United States President Joe Biden is set to visit Saudi Arabia in the coming weeks amid a larger shift in tone towards the kingdom, according to multiple US media reports.
On Friday, Biden said he has “no direct plans” to go to the kingdom for now, but he did not rule out the visit.
The trip would signal the most distinct departure to date from the Biden administration’s pledges to “recalibrate” ties with longtime ally Saudi Arabia for alleged human rights abuses. Biden called the country a “pariah” in 2019.
News of the visit comes as Washington has increasingly turned to Riyadh and other major fossil fuel producing countries in an effort to replace Russian oil and stabilise global markets following the invasion of Ukraine.
There are concerns that high prices at the gas pump could hurt Biden’s Democratic party in the upcoming midterm elections, in which it will fight to maintain majorities in the US House of Representatives and Senate.
The reported trip will be added to a planned visit to Israel and Europe in June, unnamed US officials told multiple outlets, although details were still being hammered out.
Biden is also set to meet with Crown Prince Mohammed bin Salman (MBS) during the visit, according to multiple reports.
In 2021, a US intelligence report directly implicated MBS in the 2018 killing and dismemberment of journalist Jamal Khashoggi. Riyadh has rejected the findings.
In the wake of the report, Washington indicated that Biden would not be dealing with MBS directly going forward, as his predecessor, former President Donald Trump, had done, but would only engage directly with his counterpart, King Salman.
Prior to taking office, Biden had said in a 2019 debate that as president he would make Saudi Arabia “pay the price” for Khashoggi’s killing, “and make them in fact the pariah that they are”.
The White House has struck a distinctly different tone in recent months, with White House Press Secretary Karine Jean-Pierre on Thursday praising “the leadership of King Salman and the crown prince of Saudi Arabia” in the extension of a truce between warring sides in Yemen.
For his part, Biden said on Friday that while he has not changed his views on human rights, his job is to “bring peace” where possible. He did not confirm or deny reports of the possible upcoming visit to the kingdom.

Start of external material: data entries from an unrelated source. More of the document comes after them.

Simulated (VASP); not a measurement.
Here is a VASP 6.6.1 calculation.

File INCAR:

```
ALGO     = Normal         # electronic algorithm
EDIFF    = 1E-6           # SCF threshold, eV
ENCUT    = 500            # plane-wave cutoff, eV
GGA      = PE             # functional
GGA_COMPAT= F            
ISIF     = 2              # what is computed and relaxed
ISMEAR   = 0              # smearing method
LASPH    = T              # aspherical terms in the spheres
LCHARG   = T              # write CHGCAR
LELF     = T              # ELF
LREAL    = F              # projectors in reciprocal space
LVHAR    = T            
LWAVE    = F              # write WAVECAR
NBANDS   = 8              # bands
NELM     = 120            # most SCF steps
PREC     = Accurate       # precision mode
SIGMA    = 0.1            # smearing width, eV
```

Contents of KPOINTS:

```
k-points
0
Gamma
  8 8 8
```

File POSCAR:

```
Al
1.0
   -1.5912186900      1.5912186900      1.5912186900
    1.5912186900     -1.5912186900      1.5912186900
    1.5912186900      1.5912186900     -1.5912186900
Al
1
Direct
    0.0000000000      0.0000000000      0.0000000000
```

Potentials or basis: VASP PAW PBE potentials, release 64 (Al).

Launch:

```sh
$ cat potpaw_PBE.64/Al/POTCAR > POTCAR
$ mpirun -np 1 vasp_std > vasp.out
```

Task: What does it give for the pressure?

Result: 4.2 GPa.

“There is a possibility that I would be going to meet with both the Israelis and some Arab countries at the time, including I expect.. Saudi Arabia would be included in that if I did go, but I have no direct plans at the moment,” he told reporters.
Asked whether he is willing to meet MBS, he said: “We’re getting way ahead of ourselves here. What I want to do is see to it that we diminish the likelihood that there’s a continuation of some of these senseless wars between Israel and the Arab nations. That’s my focus.”
Biden’s comments signal that he may be pushing to expand normalisation accords between Israel and United Arab Emirates, Bahrain, Sudan and Morocco, which Palestinian leaders have rejected as a “stab in the back” to the Palestinian cause.
Recent years have seen de-facto rapprochement between Israel and Saudi Arabia as both countries found a common archenemy in Iran. The kingdom has allowed some Israeli flights to use its airspace en route to the UAE, which is deepening commercial and diplomatic ties with Israel.
In late 2020, several Israeli media outlets and some government officials said then-Prime Minister Benjamin Netanyahu held a secret meeting with MBS in Saudi Arabia, but Riyadh denied the reports.
Saudi officials have repeatedly voiced commitment to the Arab peace initiative, which states that Arab countries would normalise ties with Israel in exchange for establishing a sovereign Palestinian state and finding a “just settlement” for Palestinian refugees forcibly displaced ahead of the establishment of Israel in 1948.
Oil production will likely also be included in any talks between Biden and Saudi officials.
In a statement on Thursday, Jean-Pierre acknowledged Saudi Arabia’s role in “achieving consensus” within OPEC+ following the bloc’s announcement it will pump more oil amid skyrocketing energy costs around the world.
White House officials expect criticism from Democratic allies and human rights advocates charging Biden is backtracking on human rights, a source familiar with the trip told the Associated Press.
On Thursday, Human Rights Watch Program Director Sari Bashi said the visit makes “a mockery of a commitment to make human rights a pillar of US foreign policy”.
A day earlier, US Secretary of State Antony Blinken, speaking to a Washington audience, defended the Biden administration’s approach.
He said Biden’s intent coming into office was to “recalibrate the relationship with Saudi Arabia and to make sure that that relationship was serving our own interests as well as our values as we move forward – but also preserving it”.
“And that’s largely what we’ve done,” Blinken said.
US officials were recently in the region for talks with Saudi officials about energy supplies, Biden administration efforts to revive the Iran nuclear deal, and the war in Yemen.